Solving Common Toilet Problems
Quick and Easy Toilet Repairs That Anyone Can Do!
Even if you’re less than handy when it comes to home plumbing repairs, the following toilet tricks are simple enough for you to tackle on your own.
Phantom Toilet Flushes:
If your toilet frequently refills spontaneously, as though somebody has just flushed it, you’ve got a phantom flush. No, your house probably isn’t haunted, but that sporadic running is caused by a slow leak from the toilet tank into the toilet bowl. The problem is likely a bad flapper or flapper seat. To fix it, drain the toilet tank and the toilet bowl, and check the flapper. Clean the seat if necessary or replace the flapper mechanism if it appears cracked, worn or damaged. Flappers and flapper parts are available at any hardware store.
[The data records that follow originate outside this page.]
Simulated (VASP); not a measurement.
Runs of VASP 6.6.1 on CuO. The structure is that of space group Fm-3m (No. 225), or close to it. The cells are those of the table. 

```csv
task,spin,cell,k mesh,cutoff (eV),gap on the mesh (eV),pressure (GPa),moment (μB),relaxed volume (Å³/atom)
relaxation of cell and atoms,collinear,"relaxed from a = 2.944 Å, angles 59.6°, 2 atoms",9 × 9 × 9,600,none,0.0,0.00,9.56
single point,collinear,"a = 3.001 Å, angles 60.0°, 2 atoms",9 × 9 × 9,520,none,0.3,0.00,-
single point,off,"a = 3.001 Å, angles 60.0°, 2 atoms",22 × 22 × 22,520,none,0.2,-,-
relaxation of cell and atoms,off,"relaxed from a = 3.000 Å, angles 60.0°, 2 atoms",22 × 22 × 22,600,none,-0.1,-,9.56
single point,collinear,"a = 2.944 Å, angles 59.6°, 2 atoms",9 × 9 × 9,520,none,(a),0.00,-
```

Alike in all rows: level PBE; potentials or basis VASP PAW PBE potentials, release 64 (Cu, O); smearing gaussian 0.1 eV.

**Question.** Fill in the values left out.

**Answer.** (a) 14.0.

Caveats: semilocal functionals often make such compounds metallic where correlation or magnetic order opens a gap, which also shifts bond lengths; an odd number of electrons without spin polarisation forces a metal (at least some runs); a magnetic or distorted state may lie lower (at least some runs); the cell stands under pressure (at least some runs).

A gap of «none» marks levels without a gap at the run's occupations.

Toilet Bowl Emptying Too Slowly:
A weak flush, or a toilet bowl that empties too slowly, usually means the flush holes under the rim of the bowl are clogged. Using a curved piece of wire, gently poke each hole to clear away debris. A wire coat hanger works well for this, and you can use a small mirror to help you find the holes inside the toilet rim.
Ugly Toilet Clogs:
By far the most common—and frequently most unpleasant—toilet problem is a clog. To clear a clogged toilet drain, try a force-cup plunger instead of the standard type. A force-cup plunger has a small rubber extension at the bottom that fits into the bowl drain for better suction. Put the bulb into the drain and pump straight up and down with force. Slowly lift the handle and let some water in to see if the clog is cleared.
If you’ve got a really serious toilet clog, you may need something a little stronger than a plunger. Try a closet auger, which you can purchase at any home improvement or plumbing supply store. Insert the auger into the toilet drain and twist the handle as you push the rotor down. Be careful not to scratch the bowl.
Leaky Toilet Seals:
There are at least five seals on a standard toilet, and all of them can leak. Before you can fix it, you have to figure out which seal is leaking. The largest seal is between the toilet tank and the toilet bowl; if you’ve got a leak here, water will shoot out from under the tank every time the toilet is flushed. The smaller seals at the bolts that mount the toilet to the floor and the one at the base of the ballcock will cause smaller leaks. To replace one of these faulty seals, drain the water from the toilet tank first. Then simply take off the damaged seal and put on a new one. If you suspect a leak at one of the smaller seals, you might also try tightening the bolts or nuts; this can often stop a minor leak.
The fifth seal is the wax seal mounted underneath the base of the toilet. If this seal is damaged, you’ll have water leaking from the toilet onto the floor. This can cause the floor to rot, which means big trouble. If you simply caulk the seal without repairing the leak, water will be trapped under the base of the toilet, making the situation worse. You’ll have to remove the entire toilet and replace the wax seal. If you don’t feel up to it, this would be the time to call in a plumbing professional.